I know the part of the problem is me not knowing what to say and how to ask for help but part of the problem is also the mindset that strong people can’t break and you have to choose between being a reliable person or need help. I think that’s not a common mindset but something I only struggle with and I must say I don’t see anyone else is weak if they talk about their feelings, I actually encourage others but I see myself as that because maybe I’ve never learned to talk about my own feelings or maybe I just don’t like myself. I’m working on that.

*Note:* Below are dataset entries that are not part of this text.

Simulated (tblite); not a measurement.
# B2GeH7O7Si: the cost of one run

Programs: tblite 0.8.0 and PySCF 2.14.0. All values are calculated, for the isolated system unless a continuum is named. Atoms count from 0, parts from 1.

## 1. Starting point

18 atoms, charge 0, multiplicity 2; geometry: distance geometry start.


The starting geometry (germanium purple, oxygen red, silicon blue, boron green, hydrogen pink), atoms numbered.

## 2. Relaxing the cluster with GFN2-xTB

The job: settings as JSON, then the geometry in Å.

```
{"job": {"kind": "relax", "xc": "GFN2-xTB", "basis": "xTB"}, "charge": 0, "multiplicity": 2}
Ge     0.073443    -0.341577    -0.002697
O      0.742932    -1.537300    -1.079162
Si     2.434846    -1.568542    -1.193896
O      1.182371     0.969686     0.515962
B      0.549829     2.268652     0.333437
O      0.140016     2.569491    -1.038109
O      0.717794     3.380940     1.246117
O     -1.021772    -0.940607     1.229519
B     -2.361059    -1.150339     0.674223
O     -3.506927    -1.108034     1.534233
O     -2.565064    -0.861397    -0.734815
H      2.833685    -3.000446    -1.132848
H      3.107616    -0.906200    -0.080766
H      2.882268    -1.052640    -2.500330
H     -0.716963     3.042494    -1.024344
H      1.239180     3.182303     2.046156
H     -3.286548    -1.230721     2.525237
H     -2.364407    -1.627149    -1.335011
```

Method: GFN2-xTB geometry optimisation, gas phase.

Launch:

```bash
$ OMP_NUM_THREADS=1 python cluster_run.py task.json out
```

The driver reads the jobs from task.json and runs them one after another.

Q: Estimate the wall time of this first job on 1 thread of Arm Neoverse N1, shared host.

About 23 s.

I remember when I was younger and I would listen to my own mother talk about her feelings and her anxieties and insecurities and giving helpful tips I remember talking with my teachers and giving them advice on how to win over kids. I remember one time my friend asked for help about her crush that was my own crush and I helped because when someone asks for help and if I don’t have them I feel like a failure. I measure my own worth with how much people have needed me in their lives and this inherent need to help people and be helpful has not gone well in isolation. Believe it or not, people don’t have as many problems as they used to have, so it has made me feel even more worthless. That alone has made me isolate myself from my own friends in the virtual world too. I don’t message people because I don’t have anything to say and they don’t have anything for me to hear so I’d rather just not talk to people do you fear of being boring or being too much is too hard for me to get over.

 I’m not completely giving up though, realizing what my problem really is also has made me take a deeper look into how I connect to people and see what’s really wrong. I’m working and working to change this. The truth is what isolation has taught me is that no matter how far you ran away from something you always end up at the same place unless you think about what you don’t want to think about or talk about the thing you don’t want to talk about. Think about it as a rigged game that has a false wall you will never get away from this maze unless you take down that wall and I’m so ready to wreck this whole thing.